A: What the Internal Revenue Service will question is whether you have actually separated from your employer’s service or whether you are technically still an employee. Assuming you aren’t receiving perks not available to other retirees of the company and that your work schedule isn’t dictated by the company, it appears that you could successfully argue that you meet the separation-from-service rule and do qualify for the tax-favored lump-sum distribution treatment.

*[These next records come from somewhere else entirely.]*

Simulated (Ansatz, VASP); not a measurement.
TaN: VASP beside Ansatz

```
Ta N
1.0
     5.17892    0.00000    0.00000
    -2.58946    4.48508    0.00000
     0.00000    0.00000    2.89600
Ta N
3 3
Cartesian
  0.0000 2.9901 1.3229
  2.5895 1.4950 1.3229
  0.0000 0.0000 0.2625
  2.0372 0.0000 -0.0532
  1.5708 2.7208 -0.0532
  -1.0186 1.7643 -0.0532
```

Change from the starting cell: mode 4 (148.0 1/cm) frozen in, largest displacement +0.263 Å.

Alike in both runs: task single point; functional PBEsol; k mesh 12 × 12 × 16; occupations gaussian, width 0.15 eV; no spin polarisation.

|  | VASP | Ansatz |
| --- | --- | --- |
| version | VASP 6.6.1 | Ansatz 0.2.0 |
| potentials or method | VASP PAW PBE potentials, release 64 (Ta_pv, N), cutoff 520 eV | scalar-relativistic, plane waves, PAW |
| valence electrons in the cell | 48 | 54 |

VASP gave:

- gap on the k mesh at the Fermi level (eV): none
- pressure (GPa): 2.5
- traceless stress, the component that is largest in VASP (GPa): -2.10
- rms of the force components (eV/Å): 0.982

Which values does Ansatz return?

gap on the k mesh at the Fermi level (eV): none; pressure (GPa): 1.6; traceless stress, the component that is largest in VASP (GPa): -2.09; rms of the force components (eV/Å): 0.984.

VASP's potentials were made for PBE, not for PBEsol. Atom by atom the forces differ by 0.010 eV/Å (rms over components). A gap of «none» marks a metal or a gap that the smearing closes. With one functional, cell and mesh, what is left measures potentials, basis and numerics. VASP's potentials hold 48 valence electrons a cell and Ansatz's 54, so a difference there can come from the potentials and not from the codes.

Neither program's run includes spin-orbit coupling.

If you had postponed your retirement until the day you reached age 59 1/2, you would have met a second IRS rule for determining whether 10-year averaging is allowed and you wouldn’t have faced quibbling over whether you are or aren’t separated from your employer’s service. The IRS says a distribution from a tax-qualified pension or profit-sharing plan qualifies for the favorable tax treatment (the ordinary income part of the distribution is taxed as if it were received evenly over 10 years, which reduces the tax owed) if it is paid 1) because of the employee’s separation from service; 2) after the employee reaches age 59 1/2, or 3) because of the employee’s death.

Since you are both alive and younger than 59 1/2, you must meet the separation-from-service test. In arguing your case, be sure to point out that your new home is quite distant from the location of your former employer’s offices. That would seem to indicate that the company doesn’t exercise control over how and when you work and that yours is not an employer-employee relationship.